Thursday, September 30, 2010

Commission River 2.0

On September 1, 2010, Adam Edwards and I signed the documents that consummated our buy-out of Commission River from BayHill Capital. This would mark the first time since September 1999 that Commission River (know by the name of Cognigen at the time), has been a private entity. During the 11 years that Cognigen was a public company, the stock enjoyed 8 months of incredible success, followed by 10+ years of constant decline as the bottom fell out of the switched long distance market, and consequently, Cognigen's revenues.

As the boat was slowly leaking, many attempts were made by those in control of the company to save it. In 2002 Cognigen entered into an agreement with InTandem (made up of former switched long distance industry veterans) to convert Cognigen from a sales agency into a full-blown FCC-licensed long distance carrier. The move cost shareholders $500,000 on what was a very expensive change in accounting. It allowed Cognigen, who still brought in the same amount of customers on average, to count their customer's entire bill as revenue, as opposed to just the commissionable amount. The results were almost immediate - top line revenue increased almost overnight. But the net margin actually decreased, since it was very expensive to support, bill, and manage customers direct. When I asked a senior company official "what is more valuable? $10 in net margin on $15 in revenue, or $1 in net margin on $100 in revenue?", the answer was "$1 in net with $100 in top line - it makes it look better for investors."

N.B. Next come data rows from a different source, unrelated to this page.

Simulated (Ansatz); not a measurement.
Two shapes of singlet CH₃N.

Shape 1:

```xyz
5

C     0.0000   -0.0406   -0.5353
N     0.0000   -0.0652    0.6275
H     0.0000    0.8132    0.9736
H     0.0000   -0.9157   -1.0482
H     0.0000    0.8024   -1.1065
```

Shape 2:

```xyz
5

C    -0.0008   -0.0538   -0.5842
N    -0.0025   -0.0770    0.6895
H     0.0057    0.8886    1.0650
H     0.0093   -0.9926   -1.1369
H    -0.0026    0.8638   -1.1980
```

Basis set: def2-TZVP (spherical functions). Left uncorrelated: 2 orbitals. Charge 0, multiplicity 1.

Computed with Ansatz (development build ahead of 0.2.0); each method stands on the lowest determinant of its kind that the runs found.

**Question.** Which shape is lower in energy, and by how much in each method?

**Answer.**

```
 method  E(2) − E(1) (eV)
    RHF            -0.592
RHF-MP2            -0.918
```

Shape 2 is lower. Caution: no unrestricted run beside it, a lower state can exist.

But the investors didn't come.

Later, the company borrowed and spent another $300,000 trying to create a product that QSR (Quick Serve Retail) businesses could buy directly from them. The company created a business unit called CBSI (Cognigen Business Services Inc.) and created a product that included bundled internet, phone, and security that was to be sold to all of the Subway sandwich franchises in the country. In reality, they sold a few dozen accounts, after paying out hundreds of thousands of dollars on payroll, office space, and product development. To make matters worse, the $300,000 in debt was done with two banks that insisted they become secure creditors.

Still, the investors didn't come.

Lastly, faced with bankruptcy, Cognigen capitulated and was taken over by BayHill Capital - whose primary interest was the public entity - and Adam and I were brought in to "right the ship" of the affiliate marketing program. For the past three years we've been revamping the program, updating the code from perl, restructuring our advertiser roster, and drastically cutting costs through things like automation and free office space (thank you Telarus).

In the past three years, the huge book of residual that we receive declined slowly as the large group of switched long distance customers found VOIP, unlimited LD on their cellular phones, or both. Some vendors, like Unitel, completely stopped paying (and been subsequently sued), making matters worse. Over time, even though we've been blowing it out of the water on the commercial side (thanks again to Telarus), cellular phones, and residential broadband, we were barely able to backfill the loss of switched LD. This whole time BayHill needed money to pay accountants, attorneys, and other necessary professionals that are required to keep the SEC happy. Having a public company in good standing was a prerequisite to merging in to a suitor looking to go public (BayHill's main goal). Months passed. Years passed. No mergers.

Eventually, both BayHill and CR management realized that, in order for both to survive, a management buyout had to take place. BayHill would be able to clean off nearly all of their debt from the balance sheet, set up a nice receivable for the purchase price, and they would still be public - albeit without operations. CR management would be able to run the now-private affiliate marketing company with a long-term focus.

With the ink on the paper dry, Adam (the president of CR) and I have put our heads together to figure out how to take advantage of our new company, given our strengths:

1. We know how to generate telecom leads
2. We know some of the best large telecom agents in the country
3. We have a great engine for tracking sales and paying commission
4. We need to generate a LOT of money for our affiliates in a short period of time

With these four factors in mind, an obvious solution came to mind: create a marketplace where our affiliates can sell leads to Telarus' large agents. Not to be a copy of BuyerZone or 360Communications - but to raise the bar and earn more people, more money, with better leads. Miraculously, we found a domain that fit our business description and quickly snatched it up:


Just some quick numbers to consider:

- I know we can easily generate 100 scrubbed data T1 leads per day
- The lead generator will earn around $20 per lead, each and every time
- In the course of a month, we'll pay out $60,000 in commission, just for this one type of lead.
- The margin that CR will make will be anywhere from $60,000 to $150,000, depending on how many service providers our customers want to be contact by.

Add on telephone equipment, MPLS, fiber, and other high-ticket items, and CR could net $1M/month in a very short period of time. More importantly, our affiliates would also pocket in the neighborhood of $1M/month, making for some very happy and excited folks!

Which is why this post is entitled .... Commission River 2.0. The river has run its course and begun a new path to the ocean of success. To say I'm excited would be an understatement. We'll see you all at the top!